I'd like to send you a copy as promised. Let me know your thoughts
Cheers
"Hope is a new garment, stiff and starched and lustrous, but it has never been tried on, and therefore one odes not know how becoming it will be or how it will fit. Recollection is a discarded garment that does not fit, however beautiful it is, for one has outgrown it.
Repetition is an indestructible garment that fits closely and tenderly, neither binds nor sags. Hope is a lovely maiden who slips away between one’s fingers; recollection is a beautiful old woman with whom one is never satisfied at the moment; repetition is a beloved wife of whom one never wearies, for one only becomes weary of what is new. One never grows weary of the old, and when one has that, one is happy." - Soren Kierkegaard
I came across this quote the other day and it reminded me of your recent blog. I'm still not exactly sure what Kierkegaard means by repetition. After reading your blog, the only way in which I could interpret this concept was to think of repetition in terms of 'willing' which you talk about in your writing. I might be wrong though.
Yes yes. It's all repetition -- for Kierkegaard, for Nietzsche, for Deleuze. All three wrote a great lengths about it.
Repetition, says Kierkegaard, is recollection loved forward. It's a living through of experiments: picking oneself up and hurling yourself forward. Recollection is living backwards, living that's already been lived. For Kierkegaard, repetition is modern, is Christian; recollection is Socratic, pagan.
For Socrates, all knowing is memory. For Kierkegaard's Jesus, it's repetition. Think of being reborn.
Hope skips over life. It doesn't repeat because it doesn't live. Life is repetition.

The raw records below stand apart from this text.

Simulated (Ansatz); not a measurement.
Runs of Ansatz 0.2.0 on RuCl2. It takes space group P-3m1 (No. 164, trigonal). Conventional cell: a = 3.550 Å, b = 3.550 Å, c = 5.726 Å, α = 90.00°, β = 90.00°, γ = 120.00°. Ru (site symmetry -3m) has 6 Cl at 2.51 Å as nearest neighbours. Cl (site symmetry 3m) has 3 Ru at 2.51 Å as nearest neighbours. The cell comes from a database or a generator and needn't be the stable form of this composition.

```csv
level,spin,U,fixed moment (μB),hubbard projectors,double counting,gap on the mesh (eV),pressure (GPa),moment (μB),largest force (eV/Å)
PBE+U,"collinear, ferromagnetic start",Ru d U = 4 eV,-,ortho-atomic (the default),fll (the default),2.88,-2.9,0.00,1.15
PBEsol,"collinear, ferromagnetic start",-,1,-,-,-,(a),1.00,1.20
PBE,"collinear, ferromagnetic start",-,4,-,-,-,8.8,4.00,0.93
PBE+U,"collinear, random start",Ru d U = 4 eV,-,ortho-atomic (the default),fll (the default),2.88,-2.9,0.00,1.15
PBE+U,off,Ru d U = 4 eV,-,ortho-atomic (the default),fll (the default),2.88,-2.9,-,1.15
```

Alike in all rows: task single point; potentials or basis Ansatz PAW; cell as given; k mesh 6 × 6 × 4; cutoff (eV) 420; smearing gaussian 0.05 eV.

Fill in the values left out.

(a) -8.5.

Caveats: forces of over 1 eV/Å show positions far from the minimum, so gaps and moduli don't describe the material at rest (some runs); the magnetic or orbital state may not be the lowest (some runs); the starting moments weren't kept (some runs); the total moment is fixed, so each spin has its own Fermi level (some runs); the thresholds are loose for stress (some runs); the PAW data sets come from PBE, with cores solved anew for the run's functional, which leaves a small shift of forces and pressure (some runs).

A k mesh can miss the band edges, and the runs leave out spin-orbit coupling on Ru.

Now, how does one go about willing things (to be otherwise). Yes, we should do things, but where is the line between changing things and negating their reality...
@Ivy: The relationship between willing and doing is complex. Is it a pre-action summoning that allows the action? Or is it of the action, running through it so that the same action in fact entails distinct wills (and hence are two different actions)? Or is it both? I gotta think about it. It's a good question.